Almost one in three police forces have referred allegations of sexual assault and harassment against their own officers to the police watchdog in the days following the sentencing of Wayne Couzens for Sarah Everard’s murder. According to a report in the Observer, the Independent Office for Police Conduct (IOPC) has received 27 referrals involving officers and serious sexual offences in the week after Couzens was handed a whole-life term on 30 September for the kidnap, rape and murder of Everard while he was a serving officer.

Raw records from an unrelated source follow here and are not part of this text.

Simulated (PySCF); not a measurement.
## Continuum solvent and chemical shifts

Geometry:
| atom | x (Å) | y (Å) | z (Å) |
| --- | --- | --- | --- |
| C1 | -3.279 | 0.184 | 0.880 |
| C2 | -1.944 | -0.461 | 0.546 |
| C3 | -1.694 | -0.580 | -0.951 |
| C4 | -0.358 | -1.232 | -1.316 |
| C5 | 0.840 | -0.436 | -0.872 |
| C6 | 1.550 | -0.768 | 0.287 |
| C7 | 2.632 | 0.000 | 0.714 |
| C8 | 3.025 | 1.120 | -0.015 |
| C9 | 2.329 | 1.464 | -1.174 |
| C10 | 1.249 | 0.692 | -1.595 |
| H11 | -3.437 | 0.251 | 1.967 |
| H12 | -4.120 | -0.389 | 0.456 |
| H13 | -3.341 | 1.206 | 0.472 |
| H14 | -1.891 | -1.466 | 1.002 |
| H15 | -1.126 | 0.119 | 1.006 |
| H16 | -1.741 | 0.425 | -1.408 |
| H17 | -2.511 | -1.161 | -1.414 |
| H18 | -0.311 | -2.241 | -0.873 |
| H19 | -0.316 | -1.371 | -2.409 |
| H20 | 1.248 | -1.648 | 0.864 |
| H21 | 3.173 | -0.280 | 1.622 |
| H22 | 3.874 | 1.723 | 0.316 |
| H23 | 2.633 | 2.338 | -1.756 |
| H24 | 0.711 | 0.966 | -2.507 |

According to Mark Townsend, allegations involving 14 forces ‘will again raise questions over a culture of misogyny, predatory behaviour and poor professional standards in policing’. The watchdog reported that the spike in referrals was a ‘significant increase’ from previous weeks. Earlier this month a Dorset Police officer was dismissed following an IPOC investigation. Police Constable Sean Ford faced allegations of gross misconduct after being accused of entering into an inappropriate relationship with a woman he had met through his duties. He had met the woman to take a statement from her after she had reported an incident to police.

It was announced that Louise Casey is to lead an independent review into the Metropolitan Police’s culture and standards following Sarah Everard’s murder. Met police commissioner Dame Cressida Dick said the move aimed to ‘make sure that the public have more confidence in us’.